Abraham Dob Bär Lebensohn ( Traditional Jewish Lithuanian pronunciation : Avrohom Dov Beyr Leybenzon ) (born in Vilnius, Russian Empire c. 1789/1794; died there November 19, 1878) was a Lithuanian Jewish Hebraist, poet, and grammarian.

Like all Jewish boys of that time in Russian Lithuania he was educated as a Talmudist, but became interested in Hebrew grammar and punctuation when, at the age of eleven, he was instructed in reading in public the weekly portions of the Law. He was married, according to the custom of those times, as soon as he had celebrated his bar mitzvah / Bar Mistvo ; and he spent the following eight years with his wife's parents in Michailishki, in the government of Vilna. This gave him the surname "Michailishker," by which he was popularly known; and it also accounts for the last letter in his pen-name "Adam" (formed from the initials of Abraham Dob Michailishker), while the family name "Lebensohn," which he adopted, is a literal translation of "ben Ḥayyim." / "Beyn Cayim" . He afterward lived about four years in Oshmiany, in the government of Vilna, where he attempted to establish himself as a merchant. He was now an accomplished rabbinic scholar; but he devoted most of his leisure time to the study of Hebrew poetical and grammatical works. On returning to his native city, where he remained for the rest of his life, he engaged in teaching, a profession which he followed until his old age, except for about fifteen years in which he was engaged in the business of a broker.

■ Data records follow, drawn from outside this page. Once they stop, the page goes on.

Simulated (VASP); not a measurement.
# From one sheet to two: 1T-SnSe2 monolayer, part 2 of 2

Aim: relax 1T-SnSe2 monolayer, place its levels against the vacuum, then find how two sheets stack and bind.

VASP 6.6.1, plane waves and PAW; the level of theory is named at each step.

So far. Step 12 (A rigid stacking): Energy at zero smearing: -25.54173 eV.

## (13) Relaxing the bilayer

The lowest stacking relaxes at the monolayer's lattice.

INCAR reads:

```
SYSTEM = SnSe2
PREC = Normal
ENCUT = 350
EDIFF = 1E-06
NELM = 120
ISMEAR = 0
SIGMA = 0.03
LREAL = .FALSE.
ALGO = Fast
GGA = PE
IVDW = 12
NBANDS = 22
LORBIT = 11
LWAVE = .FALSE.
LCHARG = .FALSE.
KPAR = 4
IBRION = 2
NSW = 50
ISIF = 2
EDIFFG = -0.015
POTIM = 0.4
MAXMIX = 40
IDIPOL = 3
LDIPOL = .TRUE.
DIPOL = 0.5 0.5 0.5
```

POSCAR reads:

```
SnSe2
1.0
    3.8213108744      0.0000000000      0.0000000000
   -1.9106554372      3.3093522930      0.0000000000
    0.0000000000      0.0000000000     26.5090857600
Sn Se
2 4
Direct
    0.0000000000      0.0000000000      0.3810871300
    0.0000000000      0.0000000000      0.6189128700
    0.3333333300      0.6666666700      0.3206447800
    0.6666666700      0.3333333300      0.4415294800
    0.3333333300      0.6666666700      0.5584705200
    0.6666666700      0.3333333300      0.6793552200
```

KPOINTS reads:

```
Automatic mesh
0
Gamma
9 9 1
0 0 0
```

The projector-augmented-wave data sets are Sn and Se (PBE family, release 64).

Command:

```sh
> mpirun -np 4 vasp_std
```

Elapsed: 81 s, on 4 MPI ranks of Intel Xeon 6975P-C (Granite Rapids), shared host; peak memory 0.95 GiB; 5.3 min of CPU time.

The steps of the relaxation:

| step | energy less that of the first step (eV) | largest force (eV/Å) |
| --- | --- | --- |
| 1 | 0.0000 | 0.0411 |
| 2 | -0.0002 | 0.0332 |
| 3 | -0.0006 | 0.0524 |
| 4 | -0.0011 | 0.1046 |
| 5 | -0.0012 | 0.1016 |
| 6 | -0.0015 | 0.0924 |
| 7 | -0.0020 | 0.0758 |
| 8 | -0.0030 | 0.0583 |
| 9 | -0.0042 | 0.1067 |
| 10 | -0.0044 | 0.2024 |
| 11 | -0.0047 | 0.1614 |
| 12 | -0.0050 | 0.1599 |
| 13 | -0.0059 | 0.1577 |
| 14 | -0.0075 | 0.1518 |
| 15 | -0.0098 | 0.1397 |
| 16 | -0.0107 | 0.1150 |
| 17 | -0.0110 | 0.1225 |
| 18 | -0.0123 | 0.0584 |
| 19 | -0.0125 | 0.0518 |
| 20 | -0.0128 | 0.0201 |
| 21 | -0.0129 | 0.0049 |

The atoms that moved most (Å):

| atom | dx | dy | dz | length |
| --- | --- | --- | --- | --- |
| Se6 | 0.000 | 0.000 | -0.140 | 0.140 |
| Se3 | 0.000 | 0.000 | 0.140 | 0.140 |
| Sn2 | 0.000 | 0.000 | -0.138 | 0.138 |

His first poetical work to be published was the Shir Ḥabibim / Shir Chovivim (Vilnius, 1822), in honor of the marriage of Count Tyszkiewicz, one of the most powerful noblemen of Lithuania. It was followed by Ebel Kabed / Eyvel Koveyd (ib. 1825), an elegy on the death of R. Saul Katzenellenbogen; this established the author's reputation as a Hebrew poet. The publication of the first volume of his poetry, entitled Shire Sefat Ḳodesh / Shirey Sfas Kodesh (Leipzig, 1842; 2d ed. Vilnius, 1863), marks the beginning of a new epoch in Neo-Hebrew literature in Lithuania. It is the first poetical work of the rejuvenated literature that can be favorably compared with the works of that nature which were produced in western European countries. It was received with unbounded enthusiasm. Thousands of young men in sympathy with the Haskalah movement, of which Lebensohn became the leading exponent in Lithuania, learned to recite the songs of Shire Sefat Ḳodesh / Shirey Sfas Kodesh by heart; and the fame of the author spread to all centers of Hebrew learning.